Through the intensely intimate relationship that arises between God and humans in the incarnation of the Word in Christ, God gives us the gift of God's own life. This simple claim provides the basis for Kathryn Tanner's powerful study of the centrality of Jesus Christ for all Christian thought and life: if the divine and the human are united in Christ, then Jesus can be seen as key to the pattern that organizes the whole, even while God's ways remain beyond our grasp. Drawing on the history of Christian thought to develop an innovative Christ-centered theology, this book sheds fresh light on major theological issues such as the imago dei, the relationship between nature and grace, the Trinity's implications for human community, and the Spirit's manner of working in human lives. Originally delivered as Warfield Lectures at Princeton Theological Seminary, it offers a creative and compelling contribution to contemporary theology.

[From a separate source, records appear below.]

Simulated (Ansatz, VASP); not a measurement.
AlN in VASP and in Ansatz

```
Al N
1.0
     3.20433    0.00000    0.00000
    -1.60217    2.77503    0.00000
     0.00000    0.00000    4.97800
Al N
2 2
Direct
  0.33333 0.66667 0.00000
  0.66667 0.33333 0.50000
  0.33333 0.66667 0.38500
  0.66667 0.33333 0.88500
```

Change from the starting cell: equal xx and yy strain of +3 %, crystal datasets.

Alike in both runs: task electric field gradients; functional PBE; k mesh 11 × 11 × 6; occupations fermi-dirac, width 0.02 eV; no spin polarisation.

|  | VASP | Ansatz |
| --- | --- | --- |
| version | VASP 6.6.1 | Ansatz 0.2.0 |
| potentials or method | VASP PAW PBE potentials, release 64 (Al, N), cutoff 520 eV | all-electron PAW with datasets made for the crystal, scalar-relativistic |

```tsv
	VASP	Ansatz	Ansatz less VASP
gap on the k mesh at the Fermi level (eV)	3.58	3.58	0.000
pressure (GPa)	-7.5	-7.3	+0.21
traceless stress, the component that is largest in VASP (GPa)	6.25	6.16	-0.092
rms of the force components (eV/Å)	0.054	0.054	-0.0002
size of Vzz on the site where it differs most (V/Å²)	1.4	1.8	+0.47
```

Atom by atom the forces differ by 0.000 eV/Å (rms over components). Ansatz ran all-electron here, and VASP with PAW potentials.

Professor Tanner joined the Yale Divinity School faculty in 2010 after teaching at the University of Chicago Divinity School for sixteen years and in Yale’s Department of Religious Studies for ten. Her research relates the history of Christian thought to contemporary issues of theological concern using social, cultural, and feminist theory. She is the author of God and Creation in Christian Theology: Tyranny or Empowerment? (Blackwell, 1988); The Politics of God: Christian Theologies and Social Justice (Fortress, 1992); Theories of Culture: A New Agenda for Theology (Fortress, 1997); Jesus, Humanity and the Trinity: A Brief Systematic Theology (Fortress, 2001); Economy of Grace (Fortress, 2005); Christ the Key (Cambridge, 2010); and scores of scholarly articles and chapters in books that include The Oxford Handbook of Systematic Theology, which she edited with John Webster and Iain Torrance. She serves on the editorial boards of Modern Theology, International Journal of Systematic Theology, and Scottish Journal of Theology, and is a former coeditor of the Journal of Religion. Active in many professional societies, Professor Tanner is a past president of the American Theological Society, the oldest theological society in the United States. For eight years she has been a member of the Theology Committee that advises the Episcopal Church’s House of Bishops. In the academic year 2010–11, she had a Luce Fellowship to research financial markets and the critical perspectives that Christian theology can bring to bear on them. In 2015–16, she will deliver the Gifford Lectures at the University of Edinburgh in Scotland.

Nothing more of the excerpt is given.